The Philippines is looking less vulnerable now than it used to be to the impact of low global commodity prices and China’s economic slowdown, banking giant HSBC said.
In its latest research note, HSBC said the global price decline in most commodities and the easing of China’s economic growth had given rise to new concerns, prompting it to consider a broad range of indicators to look for warning signs in 40 developed and emerging markets (EM).
The report stressed that the Philippines is one of the few emerging market economies relatively unexposed to a slowdown in the world’s second largest economy.
“We are less concerned about the Philippines than we were, given the relative immunity from a slowdown in China,” it said in the research note.
Trade in goods, especially commodities, plays a small part in total exports and so the same risks to growth do not exist, it explained.
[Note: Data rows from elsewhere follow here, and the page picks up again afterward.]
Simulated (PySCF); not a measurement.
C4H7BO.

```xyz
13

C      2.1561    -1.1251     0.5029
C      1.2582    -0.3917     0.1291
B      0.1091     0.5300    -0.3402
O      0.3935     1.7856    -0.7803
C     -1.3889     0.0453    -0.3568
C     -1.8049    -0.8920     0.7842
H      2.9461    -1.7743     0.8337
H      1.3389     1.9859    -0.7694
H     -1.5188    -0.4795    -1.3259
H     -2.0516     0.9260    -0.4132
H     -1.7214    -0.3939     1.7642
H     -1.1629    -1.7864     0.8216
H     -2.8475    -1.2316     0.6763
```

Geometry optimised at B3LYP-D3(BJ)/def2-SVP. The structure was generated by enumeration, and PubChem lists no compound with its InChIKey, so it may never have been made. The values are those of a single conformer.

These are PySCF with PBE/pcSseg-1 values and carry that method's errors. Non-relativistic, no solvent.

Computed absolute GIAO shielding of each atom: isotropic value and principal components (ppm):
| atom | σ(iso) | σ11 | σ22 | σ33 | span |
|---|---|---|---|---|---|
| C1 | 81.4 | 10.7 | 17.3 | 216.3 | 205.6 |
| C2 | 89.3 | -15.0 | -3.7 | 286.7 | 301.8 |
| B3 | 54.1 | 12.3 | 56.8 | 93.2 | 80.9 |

HSBC’s view is in line with the government’s assessment that the country’s strong services exports offset weakness in the trading of goods.
The latest national accounts data from the Philippine Statistics Authority showed that exports of services in the first half grew 25.3 percent year-on-year to $848.26 million, while exports of goods contracted by 8.4 percent to $1.024 billion.
“This has been reflected in the relative outperformance of the Philippine peso” as the country has avoided much of the fallout from the financial markets turmoil, HSBC concluded.
As of end-September, the exchange rate between the Philippine peso and the US dollar averaged P46.92 to $1.